Govt set to allow issuance of local currency bonds

The Ministry of Finance has prepared the final draft of the local currency bond guideline, which, once introduced paves the way for international financial institutions to raise funds from the domestic market to finance various long-term development projects.

The guideline was prepared after conducting a comprehensive research for over a year and consulting various bodies like Nepal Rastra Bank, the Securities Board of Nepal and Nepal Stock Exchange, among others.

“The draft will now be forwarded to the finance secretary and the finance minister for approval,” a high-ranking official of the Finance Ministry said on condition of anonymity. It will then have to be endorsed by the Cabinet prior to its introduction.

Once the guideline is issued, institutions like the Asian Development Bank and International Finance Corporation, private sector arm of the World Bank, will be able to float bonds to raise funds from the domestic market instead of bringing them from abroad.

The financial resources collected by them will then be invested in various sectors such as hydropower, agriculture, roads, health and infrastructure.

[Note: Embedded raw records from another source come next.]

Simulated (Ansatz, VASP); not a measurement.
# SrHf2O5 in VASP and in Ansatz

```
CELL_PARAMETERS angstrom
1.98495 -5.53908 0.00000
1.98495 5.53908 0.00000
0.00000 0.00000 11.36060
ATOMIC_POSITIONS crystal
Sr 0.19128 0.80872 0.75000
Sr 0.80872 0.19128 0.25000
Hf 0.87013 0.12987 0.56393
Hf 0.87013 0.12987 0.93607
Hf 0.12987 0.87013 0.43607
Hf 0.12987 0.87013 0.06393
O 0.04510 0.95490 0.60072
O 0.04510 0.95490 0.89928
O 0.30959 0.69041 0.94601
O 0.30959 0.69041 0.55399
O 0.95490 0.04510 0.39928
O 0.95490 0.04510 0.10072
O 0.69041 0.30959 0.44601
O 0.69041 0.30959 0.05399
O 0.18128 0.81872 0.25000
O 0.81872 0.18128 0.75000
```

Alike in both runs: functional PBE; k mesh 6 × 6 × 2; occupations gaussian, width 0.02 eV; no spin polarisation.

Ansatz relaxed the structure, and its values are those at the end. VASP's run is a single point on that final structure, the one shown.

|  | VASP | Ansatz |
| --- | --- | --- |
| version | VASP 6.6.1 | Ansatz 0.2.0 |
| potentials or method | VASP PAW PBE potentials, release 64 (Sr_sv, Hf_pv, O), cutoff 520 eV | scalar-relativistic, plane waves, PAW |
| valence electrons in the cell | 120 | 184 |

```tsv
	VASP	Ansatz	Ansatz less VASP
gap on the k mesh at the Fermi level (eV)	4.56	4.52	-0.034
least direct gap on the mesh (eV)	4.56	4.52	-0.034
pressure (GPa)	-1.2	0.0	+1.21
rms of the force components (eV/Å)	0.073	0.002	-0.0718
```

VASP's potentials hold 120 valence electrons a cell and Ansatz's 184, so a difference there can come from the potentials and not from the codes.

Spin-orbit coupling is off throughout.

“This will reduce the state’s burden in mobilising funds for development works, as international financial institutions will have to invest the money in priority sectors identified by the government. This will also reduce the risk of exchange rate fluctuation on funds borrowed by the government from abroad,” the official said.

Issuance of such bonds will also benefit various investors, as the guideline allows retail investors, non-resident Nepalis and institutional investors such as banks, insurance companies, Employees Provident Fund and Citizen Investment Trust, to purchase these securities from which fixed income can be earned every six months.

These bonds can also be used as security to obtain loans from various banks and financial institutions in Nepal and can be traded in the secondary market, like the stock exchange.

As per the guideline, only international financial institutions of which Nepal is a member or Nepal is party to an agreement signed with them will be permitted to raise funds from the domestic market, provided they have a high credit rating from a credible global credit rating agency.

If this eligibility criterion is met, they can file an application at the Finance Ministry by incorporating information such as objective behind issuance of bonds, potential investment sectors, investors, quantity of bonds to be issued, their maturity date and coupon rates.

“The ministry will have a final say on the quantity of bonds to be issued, schedule for issuance of bonds, their maturity period and interest spread — the difference between the cost of raising funds from the market and the cost at which the funds are made available to borrowers,” says the five-page guideline seen by The Himalayan Times. “Other disclosures should be made as per the Securities Act and monitoring-related works would be conducted by the Securities Board of Nepal.”

The guideline says that if institutions issue bonds themselves they will be extended tax rebate as permitted by the Income Tax Act. But if they have mobilised others to issue these securities then they will not be entitled to this benefit.

The draft also says that international financial institutions that need credit to cover expenses related to issuance of bonds can avail so through bridge financing facility. And after successful issuance of bonds, issuers can remit the income abroad in convertible currency, adds the draft guideline.